Simply Statistics A statistics blog by Rafa Irizarry, Roger Peng, and Jeff Leek

When does replication reveal fraud?

Here’s a little thought experiment for your weekend pleasure. Consider the following:

Joe Scientist decides to conduct a study (call it Study A) to test the hypothesis that a parameter D > 0 vs. the null hypothesis that D = 0. He designs a study, collects some data, conducts an appropriate statistical analysis and concludes that D > 0. This result is published in the Journal of Awesome Results along with all the details of how the study was done.

Jane Scientist finds Joe’s study very interesting and tries to replicate his findings. She conducts a study (call it Study B) that is similar to Study A but completely independent of it (and does not communicate with Joe). In her analysis she does not find strong evidence that D > 0 and concludes that she cannot rule out the possibility that D = 0. She publishes her findings in the Journal of Null Results along with all the details.

From these two studies, which of the following conclusions can we make?

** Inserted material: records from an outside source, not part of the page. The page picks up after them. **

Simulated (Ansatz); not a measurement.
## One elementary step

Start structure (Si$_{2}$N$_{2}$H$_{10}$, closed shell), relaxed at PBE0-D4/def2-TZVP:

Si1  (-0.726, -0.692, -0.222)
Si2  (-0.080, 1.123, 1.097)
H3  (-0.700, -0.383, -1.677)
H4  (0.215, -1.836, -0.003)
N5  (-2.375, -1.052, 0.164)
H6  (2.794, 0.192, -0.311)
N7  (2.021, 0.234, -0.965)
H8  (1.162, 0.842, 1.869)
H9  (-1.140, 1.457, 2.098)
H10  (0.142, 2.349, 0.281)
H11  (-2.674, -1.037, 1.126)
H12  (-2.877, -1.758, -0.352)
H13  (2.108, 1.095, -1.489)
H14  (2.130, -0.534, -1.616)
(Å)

  1. Study A is obviously a fraud. If the truth were that D > 0, then Jane should have concluded that D > 0 in her independent replication.
  2. Study B is obviously a fraud. If Study A were conducted properly, then Jane should have reached the same conclusion.
  3. Neither Study A nor Study B was a fraud, but the result for Study A was a Type I error, i.e. a false positive.
  4. Neither Study A nor Study B was a fraud, but the result for Study B was a Type II error, i.e a false negative.

I realize that there are a number of subtle details concerning why things might happen but I’ve purposely left them out. My question is, based on the information that you actually have about the two studies, what would you consider to be the most likely case? What further information would you like to know beyond what was given here?_